On Computer Security and Public Trust
William Hugh Murray
Effect of Computer Security on Social Trust
Social trust is necessary to the full enjoyment of the benefits of computers. Security influences that trust.
Many failures are public; they diminish trust globally, not just locally. My security is related to your security; if your system falls to hackers, it may give them a path to me and resources to be used against me. The damage that is done to necessary public trust and confidence by the publicity of our failures may be out of all proportion to the direct damage that either of us suffers.
The security measures that are indicated to preserve public trust may exceed those that are indicated by your use or mine. The security achieved as a result of each of us making our own local decisions based upon our own local situation may not be sufficient to preserve public trust and confidence. If we are to enjoy the potential benefits of this new technology, then we must ensure that its use is sufficiently orderly and well-behaved to sustain that trust.
That we do trust computers is obvious. Some minimum level of trust has been necessary to their acceptance and use. If you cannot trust what the computer tells you, at least most of the time, then it has no value. Some of that trust is possibly misplaced; it presumes a level of perfection that is difficult to achieve and maintain in complex systems.
That there is a fundamental undercurrent of mistrust is equally obvious. The RISKS forum, moderated by Peter Neumann, gives loud and, often, eloquent testimony to this mistrust.
Much of both the trust and mistrust of computers is independent of their security. However, trust is influenced by security. Security contributes to the necessary trust; its absence and its failures to the mistrust. Thus, computer security, whether we like it or not, is a social issue. It is global, not local. It is bigger than our systems. It is related to those fundamental human values of cooperation and collaboration.
We write, speak, and behave as though security were free, as though it were an independent property that could be achieved without diminishing any other desiderata. We speak as though its absence or inadequacy were always a mistake; we want to know who is to blame.
In the sense that good security is good design, this is true. However, in another sense security is usually achieved at the expense of some other desirable property of the system. I learned this the hard way when the design of my masterwork was dismissed by Dr. Willis Ware because it did not preserve to the user the ability to write and execute an arbitrary program of his own choice. For all the years since, I have been defending my choice to Dr. Ware on the basis that it is not possible to reserve all generality and all flexibility of a system to all users and still say that it is controlled or secure. Designers, implementors, and managers are confronted with hard choices. Their decisions will never be risk free and they will never please everyone.
We also speak as though the issue were the security of individual systems. I would like to suggest that public trust is more influenced by the security of collections or populations of systems.
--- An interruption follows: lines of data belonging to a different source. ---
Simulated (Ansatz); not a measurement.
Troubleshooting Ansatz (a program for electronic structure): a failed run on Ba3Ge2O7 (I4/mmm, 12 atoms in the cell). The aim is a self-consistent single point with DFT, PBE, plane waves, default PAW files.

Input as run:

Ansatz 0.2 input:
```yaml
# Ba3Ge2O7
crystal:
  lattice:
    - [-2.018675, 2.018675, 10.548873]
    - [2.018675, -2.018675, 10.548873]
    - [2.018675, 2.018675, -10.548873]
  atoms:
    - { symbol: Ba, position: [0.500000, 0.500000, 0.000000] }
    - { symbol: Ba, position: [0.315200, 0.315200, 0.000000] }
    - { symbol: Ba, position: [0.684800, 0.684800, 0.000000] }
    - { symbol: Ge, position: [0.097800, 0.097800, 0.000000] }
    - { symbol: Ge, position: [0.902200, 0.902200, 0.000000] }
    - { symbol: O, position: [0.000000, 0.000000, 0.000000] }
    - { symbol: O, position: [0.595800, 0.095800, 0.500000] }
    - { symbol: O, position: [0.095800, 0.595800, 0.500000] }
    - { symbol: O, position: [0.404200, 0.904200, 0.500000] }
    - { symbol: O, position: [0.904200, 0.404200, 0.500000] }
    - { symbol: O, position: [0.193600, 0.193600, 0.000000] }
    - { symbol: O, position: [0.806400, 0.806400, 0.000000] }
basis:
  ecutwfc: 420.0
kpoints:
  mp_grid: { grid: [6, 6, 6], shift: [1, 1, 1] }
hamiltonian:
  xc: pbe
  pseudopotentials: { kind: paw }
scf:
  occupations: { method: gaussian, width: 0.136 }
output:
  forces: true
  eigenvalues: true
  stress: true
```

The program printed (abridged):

To date, most work in computer security has been done at the atomic level. That is, it has been about making statements about individual systems. We now have metrics with which to compare the trust of two systems. We are starting to do work at the sub-atomic level. That is, we can make statements about how components affect the security of a system. We have not even begun to make statements about the security of a population or network of systems.
A reader of “Computers at Risk” might be lead to conclude that the problem can be readily dealt with simply by improving the security of component systems. However, security is not a perfectly composible property. That is, it is not possible to bind two systems closely enough to preserve their security. The level of security will always be something less than that of the lesser of the two.
When I connect two systems as peers, neither dominating or controlling the other, I assume that the level of security of the two is approximately the same as that of the least secure of the two. Yet, intuitively we suspect that the security of a large population of systems is higher than that of the least trusted system, and lower than the most. How do we make statements about populations? What is the effect on the population of adding a new system? What is the effect of increasing the security of members of the population? We have no science, art, or mechanism for addressing such questions. Neither do we have information to tell us whether the managers of one system or network consider the security of a nearby system before deciding to connect to it. Yet at the level of society, at the level of values, at the level of social trust and social order, these are the questions of interest. The security of single systems has little relevance.
Society’s need for confidence is so urgent, that if it can get it no other way, it will resort to political force. Indeed, it will attempt to use such force even if it is ineffective, or even counter-productive. It will attempt to impose dogma and order by force.
There is a natural, or at least historical, contention between freedom and order. Nowhere does it manifest itself more than in computing. The authorities are frightened by the individual freedom afforded by the computer, and all too ready to jump in and impose order. Any disorder is taken as justification.
On the other hand, they are equally frightened by the idea of good security in private hands. The National Security Agency is resisting any use of cryptography by commerce because of the potential impact on the cost of intelligence gathering. Likewise, the FBI has recently tried to outlaw the use of the same technology because of the potential for its exploitation by criminals.
In the short run, the level of security in the population of computers is a given. That is, the population is so large that it is not possible to change the security except at the margin. However, the National Academy of Science report, “Computers at Risk,” would have us believe otherwise. They would have us believe that the problem is one of the products offered by vendors, rather than the systems operated by users. Therefore it believes that the solution is to influence vendors, rather than users. If vendors will simply offer better systems with safer defaults, then the problem will be solved. The report is either not aware of or ignores the evidence that users systematically compromise away the security properties with which systems are shipped.
The full enjoyment of the benefits of computers requires a certain level of confidence in how they behave. The security of the systems contributes to that trust. The issue is more one of trust in the population of computers, rather than in any one. While most computer-related behavior is orderly, there is sufficient deviant behavior for it to be a threat to the necessary level of trust.
Security of systems is necessary but not sufficient for the security of the population. It appears to be important to be able to answer questions about the level of trust in the population.
The values to be conserved include trust, confidence, cooperation, collaboration, coordination, competition, contention, order, freedom, and enjoyment of the use and benefits of computing. These values conflict and contend. What is good for one may not be good for all of the others. However, it is clear that security will impact them all. The choices that confront us are hard choices.
Things that society concludes are valuable, it takes steps to conserve. There is some evidence to suggest that society will conclude that computers are valuable. Yet to date, we have taken few such steps for computers. To the extent that we fail, to the extent that the results are unsatisfactory or even merely unsatisfying, we invite intervention by authority with a corresponding loss of freedom.